Pavilion of Human Passions

It was designed to serve as a permanent showcase for a large marble relief The Human Passions by Jef Lambeaux.

[2] In 1889, Victor Horta was commissioned for 100,000 Belgian francs[1] to design a pavilion to house Jef Lambeaux's sculpture The Human Passions on the recommendation of his teacher Alphonse Balat, King Leopold II's favourite architect.

Horta succeeded in designing an almost "organic" interpretation of the classical temple, without completely abolishing any reference to an historical style.

After World War I, Horta would return to this classicism in his designs for the Centre for Fine Arts and the Musée des Beaux-Arts in Tournai.

Although completed in time for the fair, the collaboration between the architect and the artist soon led to an irreconcilable disagreement delaying its official opening until 1899.

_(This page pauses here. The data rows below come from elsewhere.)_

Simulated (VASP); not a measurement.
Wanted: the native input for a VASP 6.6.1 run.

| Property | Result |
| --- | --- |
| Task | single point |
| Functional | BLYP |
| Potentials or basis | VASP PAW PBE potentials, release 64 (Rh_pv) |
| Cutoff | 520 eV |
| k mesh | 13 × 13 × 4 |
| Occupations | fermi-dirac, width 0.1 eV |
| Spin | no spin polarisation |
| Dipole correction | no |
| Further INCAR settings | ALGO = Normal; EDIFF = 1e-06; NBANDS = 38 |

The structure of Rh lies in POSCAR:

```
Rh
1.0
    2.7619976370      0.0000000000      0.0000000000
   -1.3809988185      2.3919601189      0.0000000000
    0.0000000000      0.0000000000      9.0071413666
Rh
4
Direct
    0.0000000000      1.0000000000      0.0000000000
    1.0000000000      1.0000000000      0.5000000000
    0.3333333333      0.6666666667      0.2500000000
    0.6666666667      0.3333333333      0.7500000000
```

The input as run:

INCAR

At first, Horta designed the pavilion's façade to be open, serving as a shelter on rainy days — without the wall and bronze doors behind the colonnade — so that the relief would always be visible for passers-by.

The dispute remain unsolved for years: on the inauguration day on 1 October 1899, the unfinished temple stood open with the relief visible from the surrounding park.

Under pressure of public opinion and the authorities, Horta had to alter his plans and close the temple with a wooden barricade, and it was left unfinished only three days after inauguration.

Shortly after Lambeaux's death, Horta acceded to his wishes by building the wall that would permanently hide the bas-relief with a closed front to enhance the natural light coming through the glass roof.

[2] The Horta pavilion houses the monumental achievement of the sculptor Jef Lambeaux (1852–1908): The Human Passions relief.

The journal L'Art Moderne in 1890 described the work as: (…) a pile of naked and contorted bodies, muscled wrestlers in delirium, an absolute and incomparable childish concept.